Figure 4. Leveraging an embedded GPU core for deep learning inference acceleration has benefits, but raw performance isn't usually one of them (top), compelling Imagination Technologies' development of a dedicated neural network accelerator line for more demanding application needs (bottom).
IP competitors such as AImotive, Cadence, CEVA, and Synopsys have targeting this opportunity by delivering dedicated neural network processing cores to the market, and now Imagination Technologies has responded with its PowerVR 2NX NNA (neural network accelerator) family. Available NNA core family members offer between 128 and 1,024 16-bit MACs; each 16-bit MAC can also be alternatively configured as two 8-bit MACs, and multi-core parallel processing is also possible. Unique aspects of Imagination Technologies' architecture approach, according to Longstaff and Kristof Beets, Senior Director of Business Development for PowerVR, include an optional MMU (memory management unit), a key requirement with full-featured operating systems such as Android. Longstaff also claims that PowerVR 2NX will deliver 20% more MACs/mm2 of silicon area versus competitors on similar process lithographies, and that low-end PowerVR 2NX variants will require less than 1 mm2 of real estate when fabricated on a 16 nm process node.
Much of the PowerVR 2NX advantage, Longstaff says, comes from the accompanying development tool and API software stacks (Figure 5). As with competitors' approaches, floating- to fixed-point neural network algorithm conversion is a key aspect of the PowerVR 2NX development tool suite. The toolset's integrated simulation capabilities also enable evaluation and selection of specific data and weight precisions that balance memory usage and compute requirements against accuracy. Developers not only can vary the input source precision but also the calculation precision at various model layers through the 32-bit (max) internal pipeline, to further optimize memory bandwidth and size versus accuracy.

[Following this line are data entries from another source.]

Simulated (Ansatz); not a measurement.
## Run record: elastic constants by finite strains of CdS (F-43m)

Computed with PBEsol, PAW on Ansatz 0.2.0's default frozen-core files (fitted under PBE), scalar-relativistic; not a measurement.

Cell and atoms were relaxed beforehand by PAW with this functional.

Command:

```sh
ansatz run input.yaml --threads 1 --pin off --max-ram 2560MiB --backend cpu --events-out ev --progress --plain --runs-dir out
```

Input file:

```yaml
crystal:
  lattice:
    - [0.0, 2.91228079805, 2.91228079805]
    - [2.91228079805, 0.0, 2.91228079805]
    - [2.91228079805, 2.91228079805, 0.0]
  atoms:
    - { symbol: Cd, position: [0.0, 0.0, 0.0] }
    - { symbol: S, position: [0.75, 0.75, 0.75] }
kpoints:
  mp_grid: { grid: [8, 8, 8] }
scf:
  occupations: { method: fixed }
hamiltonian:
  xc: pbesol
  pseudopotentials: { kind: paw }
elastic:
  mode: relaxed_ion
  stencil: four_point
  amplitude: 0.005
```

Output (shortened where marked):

Figure 5. The PowerVR 2NX development tool suite supports floating- to fixed-point conversion, along with accuracy simulation and evaluation of precision alternatives and optional partial retraining for accuracy improvement (top). Calculation precision control extends throughout the inference pipeline, along with potentially merging multiple layers into one (middle). And a run-time API spreads the total inference workload across multiple processing resources in a SoC (bottom).
The PowerVR 2NX tool suite supports developer evaluation of potential collapse of multiple neural network layers into one. The toolset also provides for optional retraining on a subset of the original model data for further accuracy improvement, as described by Imagination's Principal Research Engineer Paul Brasnett in a recent Embedded Vision Summit presentation focused specifically on GPUs but also applicable to neural network accelerators. And at runtime, the company's DNN (deep neural network) API dynamically partitions the total inference workload across available GPU, NNA and (MIPS) CPU core resources.
The PowerVR 2NX NNA core is now running as a pre-beta prototype in a Xilinx FPGA (Video 1):
Video 1. A pre-beta version of Imagination Technologies neural network accelerator core is already tackling inference tasks inside a Xilinx FPGA.
Imagination Technologies is targeting an 800 MHz (nominal)/1 GHz (max) clock speed when the core is implemented in a 16 nm ASIC. Initially supporting the Caffe deep learning framework, the development tool suite will shortly expand to include support for Google's TensorFlow (both full and Lite); other frameworks such as the Facebook-championed Caffe2, the Amazon-backed MXNet and Microsoft's Cognitive Toolkit are also under consideration. Available for licensing now, the core family design is forecasted to be finalized by the end of this year with initial SoC implementations targeted for the second half of 2018. Similarly, various PowerVR 9XE and 9XM graphics cores (now in internal beta) will roll out throughout the fourth quarter, with the majority of the initial planned family members scheduled to be available by the end of this year.
Overshadowing all of these product announcements is the company's pending subdivision and takeover. Back in June, Imagination Technologies put itself up for sale, after having announced one month earlier that it planned to spin off its MIPS CPU and Ensigma communications IP businesses. And just last weekend, the planned purchasers were revealed; the MIPS CPU division is being sold to Tallwood Venture Capital, while the remainder of the company (including the various PowerVR product lines) is being acquired by Canyon Bridge. For its part, Canyon Bridge has pledged to continue investing in Imagination’s various research and development activities, and currently plans no job cuts.